The successor to Pope John Paul II can choose a Latinised form of his Christian name or the name of an earlier Pope, or a saint's name.
He may also want to pick a name that would attribute a quality to him, such as pius (pious) or innocent.
Some allow personal considerations to guide them, such as Pope John XXII, who chose his name to honour the memory of his father.
Up to the end of the first millennium, Popes generally kept their Christian name.
The first to change his handle was John ii in 533. In 1009, Sergius IV, whose given name was Peter, switched out of respect to Saint Peter, feeling that becoming Peter II was too presumptuous.
The first Pope name to be repeated through the history of the church was Sixtus. The first Sixtus took the pontificate in the second century and to date there have been four others.
The given names most often chosen have been John (23 times), Gregory (16), Clement (14), Innocent (13), Leo (13) and Pius (12).

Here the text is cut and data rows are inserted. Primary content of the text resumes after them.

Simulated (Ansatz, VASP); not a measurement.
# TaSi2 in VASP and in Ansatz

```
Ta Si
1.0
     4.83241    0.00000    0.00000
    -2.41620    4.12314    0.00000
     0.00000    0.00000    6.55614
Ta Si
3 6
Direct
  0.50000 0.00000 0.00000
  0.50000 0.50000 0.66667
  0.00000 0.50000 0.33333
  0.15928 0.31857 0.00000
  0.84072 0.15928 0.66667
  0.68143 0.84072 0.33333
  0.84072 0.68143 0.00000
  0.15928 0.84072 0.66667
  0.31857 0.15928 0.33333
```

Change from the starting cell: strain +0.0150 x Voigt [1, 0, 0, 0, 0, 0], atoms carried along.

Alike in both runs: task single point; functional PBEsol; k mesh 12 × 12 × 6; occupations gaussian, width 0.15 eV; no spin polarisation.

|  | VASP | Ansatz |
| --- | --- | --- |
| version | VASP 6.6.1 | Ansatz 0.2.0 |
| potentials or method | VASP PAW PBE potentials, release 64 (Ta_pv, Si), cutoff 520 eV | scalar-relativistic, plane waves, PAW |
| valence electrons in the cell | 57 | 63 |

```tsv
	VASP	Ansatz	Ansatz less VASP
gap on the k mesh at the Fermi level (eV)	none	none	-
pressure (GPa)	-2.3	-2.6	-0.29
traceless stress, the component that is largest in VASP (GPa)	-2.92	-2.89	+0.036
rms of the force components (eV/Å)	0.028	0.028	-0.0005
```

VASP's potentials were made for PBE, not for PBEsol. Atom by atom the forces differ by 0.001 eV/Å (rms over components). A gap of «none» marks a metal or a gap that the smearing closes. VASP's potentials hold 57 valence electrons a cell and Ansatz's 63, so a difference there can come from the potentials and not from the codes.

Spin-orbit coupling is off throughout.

As with kings and emperors, Popes add a roman numeral to their name if they had a namesake as predecessor.
The first Pope to use a double name was John Paul I in 1978 who wanted to pay tribute to his two immediate predecessors, John XXIII and Paul VI.
At the end of John Paul I's one-month long pontificate in September 1978, his successor, Polish Cardinal Karol Wojtyla, chose the same name.